Let us now consider the role of interactions, with a special emphasis on the robustness of symmetry-protected topological order. It is experimentally relevant to consider an on-site Hubbard interaction in each leg:

$$\begin{eqnarray}&&{\hat{H}}_{{\rm{int}}}=U\displaystyle \sum _{r,{\tau }_{z}}{\hat{n}}_{r,{\tau }_{z},{\sigma }_{z}=\uparrow }{\hat{n}}_{r,{\tau }_{z},{\sigma }_{z}=\downarrow },\end{eqnarray} \tag{ 7 }$$

and to analyze the phase diagram of ${\hat{H}}_{0}+{\hat{H}}_{{\rm{int}}}$ at half filling, $\rho =2,$ which is characterized by the competition between the TI and Mott insulator (MI) occurring in the presence of a strong contact repulsion. We employ a density-matrix renormalization group algorithm based on a matrix-product state (MPS) ansatz [64, 65]. We will consider systems with open-boundary conditions with L = 72 and maximal bond dimension D = 200.

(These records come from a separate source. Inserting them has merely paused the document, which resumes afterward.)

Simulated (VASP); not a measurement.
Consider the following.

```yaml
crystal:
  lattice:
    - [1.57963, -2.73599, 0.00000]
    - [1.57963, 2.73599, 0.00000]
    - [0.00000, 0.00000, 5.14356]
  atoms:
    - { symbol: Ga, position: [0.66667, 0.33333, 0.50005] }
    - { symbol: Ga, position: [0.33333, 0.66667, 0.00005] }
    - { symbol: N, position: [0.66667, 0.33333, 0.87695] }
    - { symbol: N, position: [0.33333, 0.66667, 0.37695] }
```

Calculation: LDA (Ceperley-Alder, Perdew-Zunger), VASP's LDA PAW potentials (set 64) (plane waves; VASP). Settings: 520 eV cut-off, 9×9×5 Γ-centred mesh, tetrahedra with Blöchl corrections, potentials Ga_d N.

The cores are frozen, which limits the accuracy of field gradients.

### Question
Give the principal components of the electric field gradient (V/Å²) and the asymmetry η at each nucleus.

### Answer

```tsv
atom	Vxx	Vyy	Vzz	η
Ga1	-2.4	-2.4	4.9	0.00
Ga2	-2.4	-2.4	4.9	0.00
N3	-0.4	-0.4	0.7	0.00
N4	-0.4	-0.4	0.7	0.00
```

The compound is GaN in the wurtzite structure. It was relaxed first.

The transition between TI and MI can be located via the analysis of the charge gap at N = 2L. In particular, the single-particle gap is defined as:

$$\begin{eqnarray}&&{{\rm{\Delta }}}_{1}(N)=E(N+1)+E(N-1)-2E(N),\end{eqnarray} \tag{ 8 }$$

where E(N) is the ground-state energy of the system with N fermions. Clearly, ${{\rm{\Delta }}}_{1}(N)\gt 0$ for the MI because the system has a thermodynamic gap. On the other hand, the TI has zero-energy modes which ensure that $E(N-1)=E(N)=E(N+1)$ and thus ${{\rm{\Delta }}}_{1}(N)=0.$ Unfortunately, the mere calculation of Δ₁ does not permit to discriminate the TI from a generic gapless phase, for which ${{\rm{\Delta }}}_{1}(N)=0$ too. We thus consider also the two-particle gap:

$$\begin{eqnarray}&&{{\rm{\Delta }}}_{2}(N)=E(N+2)+E(N-2)-2E(N).\end{eqnarray} \tag{ 9 }$$

Whereas for a gapless phase ${{\rm{\Delta }}}_{2}(N)$ is also equal to zero, for a TI it is larger than zero, signaling the gap which is protecting the phase.

Based on this discussion, we now consider a systematic study of the Hamiltonian, focusing on the competition of the two terms which are responsible for a gap opening, namely, the interaction term proportional to U responsible for the MI, and the interchain tunneling proportional to J. Roughly speaking, we identify the pairing term as the one inducing the TI, since at U = 0 the system is in a topological phase for $0\lt {J}^{2}\lt {J}_{c,1}^{2}\equiv {{\rm{\Omega }}}^{2}-{(2\mathrm{cos}(B/2)-\mu )}^{2}$ (see appendix for more detail) and the two chains decouple at J = 0.

Figure 5 presents the numerical results for ${{\rm{\Delta }}}_{1}(2L)$ and ${{\rm{\Delta }}}_{2}(2L)$ in the parameter space spanned by U/t and $J/t.$ The other parameters are chosen such that at U = 0 there is a TI, and are listed here for completeness: ${\rm{\Omega }}/t=1.8,$ $B=\frac{\pi }{2}\frac{L}{L+1}$ and μ/t = 1. Calculations are limited to the size L = 72 and a systematic scaling to the thermodynamic limit, as well as the exact evaluation of the properties of the critical lines, is beyond our numerical possibilities; additionally, the 2D space is studied with a grid of 0.2 along both axis. Despite these limitations, the qualitative nature of the phase diagram emerges quite clearly. Indeed, through the study of Δ₁ and Δ₂ we are able to identify the TI, the MI and the critical regions which separate them, resulting in the schematic phase diagram presented in figure 6. The topological region is identified with the large region where Δ₁ = 0 but Δ₂ > 0 whereas for the MI both Δ₁ and Δ₂ are larger than zero. Critical regions with Δ₁ = Δ₂ = 0 separate the two insulators. The schematic phase diagram discriminates the MI, whose appearance is driven by the on-site repulsion, from the trivial band insulator (BI), which appears instead also at U = 0. Our investigation did not identify a phase transition between these two trivial insulating phases, which are adiabatically connected.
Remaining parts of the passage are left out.